Those who can remember the ‘PR Weak’ taunts of a previous satirical blog and the welcome given to PR Business, a short-lived competitor, should acknowledge the recent improvements to our weekly trade paper.
Here are some of them. The industry sector focus (on technology, healthcare etc) – though the paper still has a blind spot when it comes to education and training; the improved features (there’s a grown-up debate on the future of PR in the current issue); the weekly interview-based profile of a prominent practitioner; the availability of news via RSS; but above all the recent news scoops around the 10 Downing Street communications team. This has culminated in a piece by editor Danny Rogers in today’s Media Guardian.
Here’s another blind spot: the paper could do a much better job of covering notable new books. I’m not asking for academic book reviews, please, but some intelligent coverage of, say, Mark Borkowski’s new book on the history of Hollywood publicity.

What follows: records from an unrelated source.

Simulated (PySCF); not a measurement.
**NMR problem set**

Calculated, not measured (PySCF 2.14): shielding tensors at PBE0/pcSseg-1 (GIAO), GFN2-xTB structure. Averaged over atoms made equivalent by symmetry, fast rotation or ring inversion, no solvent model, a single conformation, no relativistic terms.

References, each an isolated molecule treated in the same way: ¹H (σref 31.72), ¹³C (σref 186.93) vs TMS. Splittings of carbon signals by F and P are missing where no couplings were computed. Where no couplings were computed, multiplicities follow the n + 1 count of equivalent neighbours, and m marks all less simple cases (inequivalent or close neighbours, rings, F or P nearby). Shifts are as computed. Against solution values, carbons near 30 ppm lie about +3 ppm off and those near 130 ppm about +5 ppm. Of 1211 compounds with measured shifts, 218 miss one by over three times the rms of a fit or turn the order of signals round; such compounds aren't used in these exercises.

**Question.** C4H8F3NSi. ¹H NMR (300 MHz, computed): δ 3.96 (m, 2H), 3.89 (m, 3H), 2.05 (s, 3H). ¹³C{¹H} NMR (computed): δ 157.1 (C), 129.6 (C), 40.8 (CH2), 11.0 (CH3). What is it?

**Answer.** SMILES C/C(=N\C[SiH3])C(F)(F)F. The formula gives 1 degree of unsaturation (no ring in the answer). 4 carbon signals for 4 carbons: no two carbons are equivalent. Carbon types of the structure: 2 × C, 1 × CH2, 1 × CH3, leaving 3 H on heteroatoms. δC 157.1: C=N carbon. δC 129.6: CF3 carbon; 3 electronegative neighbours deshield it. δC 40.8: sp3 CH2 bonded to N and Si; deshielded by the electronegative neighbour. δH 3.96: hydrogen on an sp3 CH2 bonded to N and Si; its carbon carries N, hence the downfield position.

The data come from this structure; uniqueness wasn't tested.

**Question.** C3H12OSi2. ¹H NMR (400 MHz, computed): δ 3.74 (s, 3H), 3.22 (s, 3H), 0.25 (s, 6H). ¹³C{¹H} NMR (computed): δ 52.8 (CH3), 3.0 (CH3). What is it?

Richard, I think your missing the most important thing- of late, PR week have ‘broken’ a number of stories that have been later picked up by the broad sheets.
I have to agree. It’s taking more than ten minutes to read now. The recent re-design of the opinion pages appears to sideline Ian Monk, which has got to be a good thing as the stereotypical ex-hack black and white commentary he often offers seems increasingly out of place with the rest of the mag.